If I can be of help, I stop - i.e. anytime I am a witness[sup]*[/sup], or am the first on the scene.
If I did not see it happen, and others are already on-scene, I do not, unless I think I can add to the effort.
I thought this was a reasonable standard of behaviour. shrug
one exception - there is a very poorly-designed stretch of road wherein 5 lanes are squeezed into 3, and then 4 more lanes are funneled into the #3 lane. Anyone who has EVER driven that road knows to stay out of #3. Consequently, #3 usually has a vacant stretch of 50-60 yards just before the merge lanes enter traffic. I saw one idiot who, upon seeing vacant pavement, ducks into #3 and accelerates - right into the rear of a heavy truck stopped in traffic. I’m hoping that was a full-blown Darwin.

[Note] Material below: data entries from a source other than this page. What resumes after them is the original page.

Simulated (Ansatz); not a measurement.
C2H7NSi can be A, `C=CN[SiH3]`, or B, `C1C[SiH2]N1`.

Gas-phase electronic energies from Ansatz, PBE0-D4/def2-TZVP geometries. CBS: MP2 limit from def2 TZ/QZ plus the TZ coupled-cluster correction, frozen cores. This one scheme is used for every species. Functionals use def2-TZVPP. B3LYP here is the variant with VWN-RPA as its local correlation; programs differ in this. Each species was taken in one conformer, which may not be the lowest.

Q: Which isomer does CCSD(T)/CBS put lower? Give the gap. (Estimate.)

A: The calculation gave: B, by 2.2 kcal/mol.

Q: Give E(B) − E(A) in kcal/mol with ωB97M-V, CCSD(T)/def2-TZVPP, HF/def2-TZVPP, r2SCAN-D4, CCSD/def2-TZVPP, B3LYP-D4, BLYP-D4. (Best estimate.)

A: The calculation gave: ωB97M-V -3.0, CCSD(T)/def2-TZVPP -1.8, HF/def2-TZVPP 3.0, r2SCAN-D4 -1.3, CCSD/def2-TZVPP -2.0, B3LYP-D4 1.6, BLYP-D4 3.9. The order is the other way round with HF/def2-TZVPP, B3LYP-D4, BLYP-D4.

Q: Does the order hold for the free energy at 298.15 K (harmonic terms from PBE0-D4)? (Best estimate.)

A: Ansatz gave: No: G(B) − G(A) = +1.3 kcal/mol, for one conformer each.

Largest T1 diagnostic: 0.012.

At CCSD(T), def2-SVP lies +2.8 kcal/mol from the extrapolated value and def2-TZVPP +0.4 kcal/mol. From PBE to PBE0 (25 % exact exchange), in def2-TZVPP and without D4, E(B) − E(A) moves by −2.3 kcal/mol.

Cranky, let me note that I’ve given my name twice as a witness, and both times the insurance company called me back. Both were on rear-end collisions that seemed to me to be cut-and-dry. Especially from the nature of the questions in the more recent one, I suspect that one driver changed the story substantially. =/
More than five years ago I was involved in a traffic accident. My car wasn’t even four months old at the time. I clearly had the right of way and it was 100% the other person’s fault (it was an elderly man who “thought” he had enough time to make a left hand turn when I was going straight through the intersection on a green light).
Moments after it happened two women in a mini-van pulled up and one of them gave me a piece of paper with her name and number, saying she had seen everything and that she would be a witness for me in any police investigation.